Experimental quantum randomness enhanced by a quantum network

TL;DR

This paper demonstrates that using hybrid quantum networks with channels and entanglement sources improves the robustness and noise resilience of certifiable quantum randomness, even from Bell-local states, through theoretical and experimental methods.

Contribution

It introduces a novel approach extending bipartite Bell scenarios to hybrid networks, enhancing randomness certification and noise robustness, validated experimentally in photonic systems.

Findings

Enhanced randomness certification from Bell-local states.

Improved noise resilience in quantum randomness generation.
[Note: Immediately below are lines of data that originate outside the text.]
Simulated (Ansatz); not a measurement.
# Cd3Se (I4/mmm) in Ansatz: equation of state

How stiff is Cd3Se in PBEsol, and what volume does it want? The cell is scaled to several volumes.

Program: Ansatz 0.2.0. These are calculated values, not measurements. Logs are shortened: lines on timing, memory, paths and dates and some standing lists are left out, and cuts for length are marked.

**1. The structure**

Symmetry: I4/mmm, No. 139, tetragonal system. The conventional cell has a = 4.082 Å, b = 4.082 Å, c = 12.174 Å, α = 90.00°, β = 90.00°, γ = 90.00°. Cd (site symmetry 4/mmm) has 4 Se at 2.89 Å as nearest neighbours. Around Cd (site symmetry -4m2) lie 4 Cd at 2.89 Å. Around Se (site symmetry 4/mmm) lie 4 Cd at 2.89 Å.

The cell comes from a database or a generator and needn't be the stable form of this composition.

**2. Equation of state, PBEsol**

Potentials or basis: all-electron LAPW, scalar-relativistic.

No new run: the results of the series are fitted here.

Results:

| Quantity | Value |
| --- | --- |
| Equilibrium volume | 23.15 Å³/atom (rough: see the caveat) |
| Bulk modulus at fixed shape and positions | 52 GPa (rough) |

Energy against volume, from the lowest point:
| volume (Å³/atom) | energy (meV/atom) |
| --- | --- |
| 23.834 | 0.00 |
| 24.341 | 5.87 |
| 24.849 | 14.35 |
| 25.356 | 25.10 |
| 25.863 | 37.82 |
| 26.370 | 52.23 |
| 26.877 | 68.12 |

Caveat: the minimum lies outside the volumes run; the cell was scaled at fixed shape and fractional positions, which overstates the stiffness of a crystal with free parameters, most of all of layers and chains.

Experimental validation in a photonic network.

Abstract

The certification of randomness is essential for both fundamental science and information technologies. Unlike traditional random number generators, randomness obtained from nonlocal correlations is fundamentally guaranteed to be unpredictable. However, it is also highly susceptible to noise. Here, we show that extending the conventional bipartite Bell scenario to hybrid quantum networks -- which incorporate both quantum channels and entanglement sources -- enhances the robustness of certifiable randomness. Our protocol even enables randomness to be certified from Bell-local states, broadening the range of quantum states useful for this task. Through both theoretical analysis and experimental validation in a photonic network, we demonstrate enhanced performance and improved noise resilience.